The reward-to-risk ratio formula is a fairly straightforward calculation, and involves following a formula.

Risk-Reward Ratio Formula

To calculate risk-reward ratio, divide net profits (which represent the reward) by the cost of the investment’s maximum risk.

For instance, for a risk-reward ratio of 1:3, the investor risks $1 to hopefully gain $3 in profit. For a 1:4 risk-reward ratio, an investor is risking $1 to potentially make $4.

Example of a Risk-Reward Ratio Calculation

Let’s say an investor is weighing the purchase of a stock selling at $100 per share and the consensus analyst outlook has the stock price topping out at $115 per share with an expected downside bottom of $95 per share.

The investor makes the trade, hoping the stock will rise to 115, but hedges his investment by putting in a “stop-loss” order at $95, ensuring his investment will do no worse by automatically selling out at $95. The investor can also lock in a profit by instructing the broker to automatically sell the stock once it reaches its perceived apex of $115 per share.

As an aside: A stop loss order is a type of market order in which the order that is placed with a stockbroker to buy or sell a specific stock once that security reaches a predetermined price level. The mechanism is specifically designed to place a limit on an investor’s stock position.

In this scenario, the “risk” figure in the equation is $5 — the total amount of money that can be lost if the stock declines and is automatically sold out at $95 (i.e., $100 minus $95 = $5).

The “reward” figure is $15. That’s the amount of per-share money the investor will earn once the share price rises from buying the stock at $100 per share and selling it if and when the stock rises to $115 per share.

Thus, with an expected risk of 5 and an expected reward of 15, the actual risk reward ratio is 1:3 — the potential to lose $5 in order to gain $15.

Pros and Cons of the Risk-Reward Ratio

There are pros and cons to using the risk-reward ratio when investing.

As for the upsides, it’s a relatively simple formula and calculation that can help investors get a sense of whether their strategy makes sense. In that sense, it can be very useful with some basic risk management when tinkering with a portfolio.

On the other hand, it’s a relatively simple formula and calculation that may not be terribly accurate, and doesn’t necessarily deliver a whole lot of additional insight into a strategy. That’s something investors should take to heart, and why they may not want to only rely on risk-reward ratio to guide their overall strategy.

Recommended: Guide to Risk Neutral Probability

Three Risk-and-Reward Investor Types

Investors have their own comfort levels when assessing risk and reward ratios with their portfolios, with some proceeding cautiously, some taking a moderate dose of investment risk, and still others taking on more risk by investing aggressively on a regular basis.

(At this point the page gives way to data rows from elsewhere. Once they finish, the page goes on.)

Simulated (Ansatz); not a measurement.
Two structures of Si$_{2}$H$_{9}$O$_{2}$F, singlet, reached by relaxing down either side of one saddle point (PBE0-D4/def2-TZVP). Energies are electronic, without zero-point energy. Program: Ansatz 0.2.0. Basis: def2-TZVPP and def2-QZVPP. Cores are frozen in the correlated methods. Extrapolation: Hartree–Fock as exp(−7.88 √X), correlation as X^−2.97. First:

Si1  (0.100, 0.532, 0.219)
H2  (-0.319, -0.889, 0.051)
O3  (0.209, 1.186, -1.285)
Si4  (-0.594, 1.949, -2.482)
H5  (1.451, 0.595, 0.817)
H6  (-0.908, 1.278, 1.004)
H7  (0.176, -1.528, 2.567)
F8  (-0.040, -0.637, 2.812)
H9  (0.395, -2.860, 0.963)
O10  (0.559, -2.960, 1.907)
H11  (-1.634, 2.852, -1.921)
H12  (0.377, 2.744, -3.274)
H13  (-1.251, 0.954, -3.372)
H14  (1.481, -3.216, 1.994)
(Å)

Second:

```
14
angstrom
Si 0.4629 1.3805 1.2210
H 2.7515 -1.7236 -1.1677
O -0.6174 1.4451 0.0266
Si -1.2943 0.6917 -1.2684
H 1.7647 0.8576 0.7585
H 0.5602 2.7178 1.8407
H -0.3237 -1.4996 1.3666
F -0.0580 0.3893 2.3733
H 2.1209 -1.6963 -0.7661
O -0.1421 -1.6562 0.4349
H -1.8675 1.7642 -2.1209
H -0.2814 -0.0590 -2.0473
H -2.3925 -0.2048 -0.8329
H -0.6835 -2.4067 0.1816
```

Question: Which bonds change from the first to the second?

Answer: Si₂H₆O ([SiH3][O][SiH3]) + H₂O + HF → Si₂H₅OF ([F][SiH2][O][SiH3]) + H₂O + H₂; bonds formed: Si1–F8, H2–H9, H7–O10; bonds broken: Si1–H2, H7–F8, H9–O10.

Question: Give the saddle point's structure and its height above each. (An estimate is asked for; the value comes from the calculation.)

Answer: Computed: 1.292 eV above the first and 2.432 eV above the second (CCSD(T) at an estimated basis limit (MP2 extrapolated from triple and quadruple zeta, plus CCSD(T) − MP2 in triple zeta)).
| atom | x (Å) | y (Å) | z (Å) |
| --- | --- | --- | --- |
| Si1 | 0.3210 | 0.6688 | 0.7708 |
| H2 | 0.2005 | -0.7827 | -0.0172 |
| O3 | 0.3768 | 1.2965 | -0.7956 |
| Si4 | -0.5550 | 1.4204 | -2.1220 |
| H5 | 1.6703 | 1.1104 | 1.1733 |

The investment portfolios you build, either by yourself or with the help of a money management professional, reflect your personal risk tolerance.

Typically, there are three different types of investor when it comes to risk:

•   Conservative investors. These investors focus on low-risk, low-reward investments like cash, bonds, bond funds, and large-company stocks or stock funds.

•   Moderate investors. These investors look for a blend of risk and reward when constructing their investment portfolios, putting money into lower-risk investment vehicles like bonds, bond funds, and large-company stocks and funds with more broadly based categories like value and/or growth stocks and funds, international stocks, and funds, along with a small slice of alternative funds and investments like real estate, commodities, and stock options and futures.

•   Aggressive investors. This type of investor may completely bypass conservative investments and elect to fill his investment portfolio with higher-risk stocks and funds (like overseas stocks or small company stocks), along with higher-risk assets like gold and oil (commodities), stock options and futures, and more.

Each of the above investors recognizes the realities of risk and the potential of reward and balances them in different ways. Even conservative investors will accept a little risk to gain some reward.

For example, a conservative investor may invest in a corporate bond or municipal bond, knowing that in return for a guaranteed profit (in the form of paid interest) and upside asset protection (the bond’s principal being repaid), she takes on the small risk that the bond will default, and the principal and interest on the bond disappears.

An aggressive investor understands that by placing money in a high-risk stock, he is potentially risking some or all of his investment if the stock goes under, or significantly underperforms. In return for that risk, the more aggressive investor may reap the financial rewards of a booming stock price and a resulting major return on his investment.

In either scenario, the investor gauges the risk reward ratio and acts accordingly, betting that the outcome will work out in their favor, and that the risk outweighs the reward.

By not acting at all, and taking both risk and reward out of the equation, the investor won’t see their investment portfolio appreciate in value, and risk losing ground as economic realities like inflation, taxes, and stagnation eat into their wealth.

💡 Quick Tip: Did you know that opening a brokerage account online typically doesn’t come with any setup costs? Often, the only requirement to open a brokerage account — aside from providing personal details — is making an initial deposit.

Investing With SoFi

The risk-reward ratio is helpful in allowing investors to get an idea of how much they stand to gain versus how much they stand to lose in a given investment situation. Any risk-reward engagement depends on the quality of the research undertaken by the investor and/or a professional money management specialist.

That research should set the proper expected parameters of the risk (i.e., the money the investor can lose) and the reward (i.e., the expected portfolio gain the investment can make.) Once the risk and reward boundaries are set, the investor can weigh the potential outcomes of the investment scenario and make the decision to go forward (or not) with the investment.

Ready to invest in your goals? It’s easy to get started when you open an investment account with SoFi Invest. You can invest in stocks, exchange-traded funds (ETFs), mutual funds, alternative funds, and more. SoFi doesn’t charge commissions, but other fees apply (full fee disclosure here).

For a limited time, opening and funding an Active Invest account gives you the opportunity to get up to $1,000 in the stock of your choice.


What is a good risk-reward ratio?

Generally speaking, a good risk-reward ratio is one that skews toward reward, rather than risk. If the ratio is calculated, a ratio below 1 is better, as it indicates that an investment has a bigger potential reward compared to risk.

What is a poor risk-reward ratio?

A poor risk-reward ratio would be one that is higher or greater than 1, as that would indicate that an investment involves more risk relative to the potential reward.

What are some things that the risk-reward ratio doesn’t take into account?

The risk-reward ratio doesn’t take several factors into account, and some of those include external and current events, market volatility, and liquidity in the markets.